# Chapter 1 : Plotting with glyphs

## Interactive DATA Visualization with BOKEH

### 1-Plotting with glyphs
- Bokeh.plotting interface : This interface gives you a basic empty plot with sensible (but customizable) defaults for things like axes, grids, and tools. Into this plot, you can add glyphs that connect visual properties directly to your data.

### 2- What are Glyphs

2. What are Glyphs
- So what are glyphs? Glyphs are visual shapes that can be drawn on the screen. - These can be simple point-like markers such as circles, squares, or triangles - Or more sophisticated shapes such as rectangles, lines, patches, wedges, and others In every case, these shapes have visual properties that can include things like: - position or x and y coordinates for locating a shape on the plot - size or radius, fill and outline colors, or transparency (also called alpha) Let's see what this actually looks like in typical usage.

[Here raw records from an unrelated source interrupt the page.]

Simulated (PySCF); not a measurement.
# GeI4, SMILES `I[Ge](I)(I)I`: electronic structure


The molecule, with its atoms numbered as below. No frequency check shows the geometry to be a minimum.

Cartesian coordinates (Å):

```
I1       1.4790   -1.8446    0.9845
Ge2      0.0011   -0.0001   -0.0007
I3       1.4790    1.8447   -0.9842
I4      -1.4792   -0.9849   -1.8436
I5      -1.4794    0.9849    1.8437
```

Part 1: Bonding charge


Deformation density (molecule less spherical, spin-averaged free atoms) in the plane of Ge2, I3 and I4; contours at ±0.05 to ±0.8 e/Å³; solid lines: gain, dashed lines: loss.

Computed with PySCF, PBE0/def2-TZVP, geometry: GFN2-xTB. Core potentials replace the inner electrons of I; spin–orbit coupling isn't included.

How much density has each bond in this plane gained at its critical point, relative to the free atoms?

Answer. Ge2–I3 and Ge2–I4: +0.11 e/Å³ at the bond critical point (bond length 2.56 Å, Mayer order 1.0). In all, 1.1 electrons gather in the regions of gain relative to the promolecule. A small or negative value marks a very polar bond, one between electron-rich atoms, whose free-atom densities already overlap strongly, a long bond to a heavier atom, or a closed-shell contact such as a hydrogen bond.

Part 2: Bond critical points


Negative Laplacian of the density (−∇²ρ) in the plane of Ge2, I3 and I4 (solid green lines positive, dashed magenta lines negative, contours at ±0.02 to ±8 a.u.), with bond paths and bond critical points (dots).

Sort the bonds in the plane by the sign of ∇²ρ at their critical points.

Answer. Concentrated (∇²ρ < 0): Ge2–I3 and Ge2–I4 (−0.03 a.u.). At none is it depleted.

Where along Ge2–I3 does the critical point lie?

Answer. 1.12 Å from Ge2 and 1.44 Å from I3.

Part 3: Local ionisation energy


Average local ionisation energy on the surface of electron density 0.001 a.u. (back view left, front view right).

### 3 - let's see the code now

- First steps and functions to use bokeh : 
    - output_file , show : These two functions make it easy to save the plots we make in an HTML file and to open up a browser to display the file. 
    - output_notebook : in order to display plots inline in a Jupyter notebook.
    - figure : function is what creates the basic empty plot with sensible defaults I mentioned earlier


In [2]:
from bokeh.io import output_notebook, push_notebook, show, output_file
from bokeh.plotting import figure
output_notebook()

- the figure function with some arguments that control general properties of a plot. In this case, we have passed "plot_width=400" to specify that the overall canvas for drawing the plot should be 400 pixels wide. There is a corresponding plot_height if you want to change the default canvas height. We have also passed in the argument "tools=pan,box_zoom". The tools parameter can accept a list of actual tool objects, or more commonly, a comma-separated string that lists names of built-in tools. In this case, we choose to add a tool for panning the plot region, and a tool for drawing rectangular regions to zoom in on. 

- We call the "(dot) circle" method on the plot returned by figure. In this example, we pass two python lists the represent the x- and y- coordinates of the circles, respectively. All other visual properties (such as size, color, etc) will take on default values. 

- If we want to display the plot in the notebook, we should call the `show` function, set the `notebook_handle` to True then call the `push_notebook` and set the `handle` to handle (the output of the `show()` function)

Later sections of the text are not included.